This capacity already seems nonexistent. And the people who say that the doctrine of “Chevron deference,” at issue Wednesday, is indispensable to today’s government are actually saying two things: That today’s government is incompatible with the Constitution. And that enabling the former is more important than respecting the latter.

The cases involve four small, family-owned herring fishing companies that have been ordered by a federal agency to pay the cost of a regulation the agency has decreed. The agency has ordered their fishing vessels to carry, and pay the cost of , onboard government observers. The cost can be more than $700 a day, reducing the companies’ profits 20 percent. The issue is not whether the policy (it pertains to overfishing) is wise, but whether the agency can properly impose the financial burden, absent explicit statutory authorization.

The principle of Chevron deference, first propounded by the court in 1984, is that where legislative language is ambiguous or silent, a court reviewing an agency’s action should defer to the agency if its action is “reasonable.” This expressed progressivism’s core conviction that animates the sprawling administrative state: Modern America’s complexities require minute management by experts, who require — whose expertise justifies — vast discretion barely circumscribed by Congress.

In an amicus brief supporting the fishermen, 36 members of Congress argue that Chevron encourages two derelictions of duty — Congress’s duty to legislate, and judges’ duty to adjudicate questions of law. An agency counting on judicial deference becomes what Justice Antonin Scalia called “a junior varsity Congress,” telling Congress what it (perhaps) intended when it passed a vague semi-sort-of “law.”

Under Chevron, agencies do, illegitimately, what Chief Justice John Marshall said is the judiciary’s job: to “say what the law is.” The members of Congress’s amicus brief argues that not only does this commingling of executive and legislative powers “offend the fabric of the Constitution,” it also violates the Administrative Procedure Act of 1946 (APA). This set rules for the administrative state, which then was beginning to balloon.

With the APA, Congress stipulated that courts would “interpret” statutes and decide “all” questions of law. It would be incongruous for the court to merely prune, rather than erase, Chevron deference. The court should not allow Congress the power to expressly delegate major rulemaking discretion to agencies. Congress lacks the power to issue judicially binding interpretations of laws; therefore it cannot delegate, by statutes, such power to the executive.

Courts would never defer to agencies’ interpretations of the Constitution. Why do so regarding statutes?

Chevron is a perpetual thumb on the scale, favoring today’s swollen executive. And favoring the most powerful litigant, the federal government, when it is challenged by citizens, whom Chevron deference leaves uncertain about their legal rights and duties.

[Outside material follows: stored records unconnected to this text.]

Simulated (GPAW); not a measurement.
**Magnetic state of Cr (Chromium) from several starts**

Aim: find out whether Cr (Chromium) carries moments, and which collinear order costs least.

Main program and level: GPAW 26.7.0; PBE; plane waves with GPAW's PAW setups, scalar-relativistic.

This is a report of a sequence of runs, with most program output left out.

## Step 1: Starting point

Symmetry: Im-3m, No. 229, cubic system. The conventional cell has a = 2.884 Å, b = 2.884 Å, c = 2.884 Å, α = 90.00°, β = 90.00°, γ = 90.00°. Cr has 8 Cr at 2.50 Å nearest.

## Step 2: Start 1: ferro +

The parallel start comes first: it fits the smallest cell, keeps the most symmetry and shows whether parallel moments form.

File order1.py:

Eliminating Chevron would not, as excitable progressives claim, cripple the government’s power to do progressives’ favorite thing: regulate. Congress’s regulatory power would be undiminished. Congress would, however, have to be more involved in writing, and therefore accountable for, regulations. By erasing Chevron, the court would force Congress out of its lassitude, whereby it allows agencies vast discretion to interpret vague statutes that are tissues of generalities.

“The interpretation of the laws,” wrote Alexander Hamilton in Federalist 78, “is the proper and peculiar province of the courts.” Ending Chevron deference, which has transferred power from Article III courts to the Article II executive, would restore a judicial responsibility and would require Congress to exercise its atrophied ability to legislate unambiguously.

Furthermore, erasing Chevron would be congruent with the court’s recent, and excellent, formulation of the “major questions” doctrine, which is: If an administrative agency makes a decision with substantial economic and/or social impacts, and the decision is not based on explicit statutory authority, then the agency bears the burden of proving that its action reflects Congress’s intent.

The Biden administration says that discarding Chevron would be — hyperbole alert — a “convulsive shock” to government. This is implicitly a damning acknowledgment that today’s government depends on (what should be) a shocking departure from the Constitution’s vesting of particular powers and responsibilities in the legislative and judicial branches.

Ending Chevron would end this foolishness: Congress passes laws; later, agencies tell Congress what it has done.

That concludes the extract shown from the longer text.